10. Considering the settled legal principle that emerges from a combined reading of the aforesaid judgments, I am of the considered view that learned Distt. Judge, Morena has not committed any error in proceeding to decide the interlocutory application even after staying trial of the suit under Section 10 of CPC. The order passed by learned Court is strictly in consonance with the settled legal principle and there being no apparent error of law the order impugned does warrant interference exercising jurisdiction in a petition under Article 227 of the Constitution. Accordingly, I find no ground to interfere in the matter.

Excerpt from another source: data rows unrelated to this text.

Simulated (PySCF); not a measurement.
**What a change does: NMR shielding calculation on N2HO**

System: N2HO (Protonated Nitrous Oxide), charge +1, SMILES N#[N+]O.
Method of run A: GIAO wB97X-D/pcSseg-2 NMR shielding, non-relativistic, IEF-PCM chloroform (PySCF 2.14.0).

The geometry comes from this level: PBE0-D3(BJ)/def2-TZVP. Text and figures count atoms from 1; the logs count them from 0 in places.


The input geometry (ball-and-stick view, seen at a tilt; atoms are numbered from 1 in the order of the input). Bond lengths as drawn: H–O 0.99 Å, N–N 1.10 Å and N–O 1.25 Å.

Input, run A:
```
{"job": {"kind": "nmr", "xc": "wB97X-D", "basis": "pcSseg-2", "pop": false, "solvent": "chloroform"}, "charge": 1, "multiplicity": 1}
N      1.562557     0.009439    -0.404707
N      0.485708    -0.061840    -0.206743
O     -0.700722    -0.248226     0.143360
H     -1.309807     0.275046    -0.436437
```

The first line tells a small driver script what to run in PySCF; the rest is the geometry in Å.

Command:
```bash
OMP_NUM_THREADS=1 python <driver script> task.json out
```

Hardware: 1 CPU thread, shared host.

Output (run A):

11. The arguments advanced by Shri Ankur Mody to the effect that even for deciding application under Order 39 Rules 1 and 2 of CPC, the questions which are substantially in issue in earlier suit filed by the petitioner at Darjeeling will have to be considered and decided, is not to be taken into consideration by this Court in these proceedings but these are the factors which are to be considered by the Court concerned which decide application under Order 39 Rules 1 and 2 of CPC. Aforesaid arguments are to be advanced by the petitioner before the Court when the application for injunction is taken up for consideration and at this stage on these grounds, this Court can not pre-suppose that for deciding the application under Order 39 Rules f and 2 of CPC, the Court is required to decide certain issues which are substantially in issue in the pending proceedings at Darjeeling. On these grounds, interference at this stage in this petition can not be made.
12. Accordingly, finding no ground to interference in the matter, appeal is dismissed without any order as to the costs.